Published 12:00 am Friday, March 14, 2014

Most folks that have followed North Rowan basketball in recent years know the Mikes, Michael Bowman and Michael Connor, that have been integral to the success of the Cavaliers’ run to the state championship.
But there’s another Mike who’s had an immeasurable impact.
Michael Ranson can’t cheer as loud as the rest of big green nation, but he’s still vocal.
Ranson is a senior at North and has cerebral palsy along with his younger sister Abbie. You’ve probably seen him
Michael will be there Saturday when North plays Kinston for the state 2A championship.
He can only speak a few words at a faint volume, but his spirit is communicated through all home games from the time North enters the floor.
Michael, a senior at North, loves UNC, the Carolina Panthers and Kobe Bryant but the Cavaliers, especially Connor, are the feature act in his sports bill.
He can’t make 3s or break down a defense, but young man has found a way to be impactful on the team, school and community. When the Cavs come out of the locker room for warmups at home games, Ranson is first to lead them.
“It’s just a joy to see a kid in his condition always happy,” North coach Andrew Mitchell said. “Whenever you can help a person like that, you have to open your heart to him.”
Bowman stops to give him a hug after another nail-biting victory in the regional. Ranson’s been a calming presence in what’s been a whirlwind postseason for the Cavaliers. Afterwords, he’s given access to the North locker room where it’s time to celebrate the win.
After all, he’s part of the team.
“It’s great the way the guys on the team have embraced him,” said his father Dallas. “They’re all great young men.”

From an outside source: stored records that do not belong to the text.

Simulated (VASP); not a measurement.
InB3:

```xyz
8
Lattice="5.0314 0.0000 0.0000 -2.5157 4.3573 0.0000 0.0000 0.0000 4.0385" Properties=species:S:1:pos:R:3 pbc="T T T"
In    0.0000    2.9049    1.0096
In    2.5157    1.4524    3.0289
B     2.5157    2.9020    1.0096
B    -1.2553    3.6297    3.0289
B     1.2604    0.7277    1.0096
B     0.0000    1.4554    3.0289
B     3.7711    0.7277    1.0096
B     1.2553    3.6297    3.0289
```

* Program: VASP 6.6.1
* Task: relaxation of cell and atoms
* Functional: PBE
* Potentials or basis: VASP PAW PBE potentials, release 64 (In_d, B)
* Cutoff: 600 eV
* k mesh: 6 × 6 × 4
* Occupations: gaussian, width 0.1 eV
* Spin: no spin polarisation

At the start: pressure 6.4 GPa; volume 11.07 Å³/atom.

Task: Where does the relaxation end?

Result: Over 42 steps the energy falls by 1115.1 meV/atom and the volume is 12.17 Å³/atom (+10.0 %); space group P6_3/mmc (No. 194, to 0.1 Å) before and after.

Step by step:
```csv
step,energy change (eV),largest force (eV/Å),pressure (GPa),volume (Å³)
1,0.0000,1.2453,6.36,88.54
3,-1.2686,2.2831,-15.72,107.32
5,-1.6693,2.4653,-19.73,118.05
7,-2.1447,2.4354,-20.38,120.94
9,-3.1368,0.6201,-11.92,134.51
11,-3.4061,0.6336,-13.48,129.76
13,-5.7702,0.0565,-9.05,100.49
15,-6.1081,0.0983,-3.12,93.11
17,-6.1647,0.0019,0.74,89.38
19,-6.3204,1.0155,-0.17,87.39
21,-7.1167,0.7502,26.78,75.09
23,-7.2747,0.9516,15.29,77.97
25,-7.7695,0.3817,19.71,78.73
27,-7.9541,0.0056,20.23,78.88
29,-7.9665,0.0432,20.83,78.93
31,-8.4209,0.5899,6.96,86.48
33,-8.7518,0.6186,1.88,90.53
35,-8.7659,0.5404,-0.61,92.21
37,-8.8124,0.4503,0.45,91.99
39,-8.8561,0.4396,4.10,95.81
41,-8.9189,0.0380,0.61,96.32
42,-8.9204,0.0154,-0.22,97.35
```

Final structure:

You could also say his ability to preserve has rubbed off on the Cavs, who have walked the postseason tightrope and with just them and Kinston left.
During Sunday’s action, he was there beside the bench lifting his arms up for free throws sporting a North jersey over one of the Cavs’ warmup shirts.
March is National Cerebral Palsy Awareness month and nobody is more aware than Dallas, who raise Michael and Abbie with wife Angela.
“Everybody has disabilities,” Dallas said. “But if you’re having a bad day or something…it’s like why am I complaining? I can walk, run, get a drink of water or do what I want to. He can’t.”
Michael carries a 3.7 GPA, plenty good enough to be in the National Honor Society and have a role in Student Government. His favorite subject is match and he hopes to enroll at Rowan Cabarrus Community College next year. He’s talked about opening a motorcycle shop with Dallas.
His ‘One-on-One’ Hoffman says Michael is a hit with the ladies and recently asked a girl to the prom on his computer. Of course she obliged.
Sounds pretty normal, but moreso exceptional.
“I’ve watched him meet many challenges with his disability,” said Hoffman, who’s worked with Ranson since Kindergarten. “His smile blinds my eyes and breaks my heart.”
His parents bring him to most of the home football and basketball games
Dallas, who attended the Smoky Mountain game with Michael, works at Forbo in Huntersville
He’s got some of his dad’s ability to stand out. Dallas has facial hair similar to a Duck Dynasty character. Michael doesn’t have facial hair but does carry a mohawk, not unlike Cavs’ point guard Jalen Sanders.
“He’ll put other people first in front of him,” Dallas said. “He’s good-hearted and has a good sense of humor.”
The team has accepted him and not just on a superficial level. Connor has come over to his house to play video games and go swimming. It’s hard for him to emote, but Ranson points at Connor in the tunnel after Sunday’s game. He’ll wear a No. 12 jersey, Connor’s number, today during spirit day.
“It’s a blessing to be around him,” Connor said. “I talked to him one day after school and he said he was coming to the game and he surprised us one day by coming in the locker room.”
Almost exactly three years ago, North won the state 1A title in Reynolds with Ranson in attendance. Some players have moved on, but Connor wants his senior year to end like his freshman one.
A state crown with Ranson by his side.
“Everytime I see him at school, he cheers me up,” Connor said. “He’s a cool dude and we have a special relationship that I really cherish.”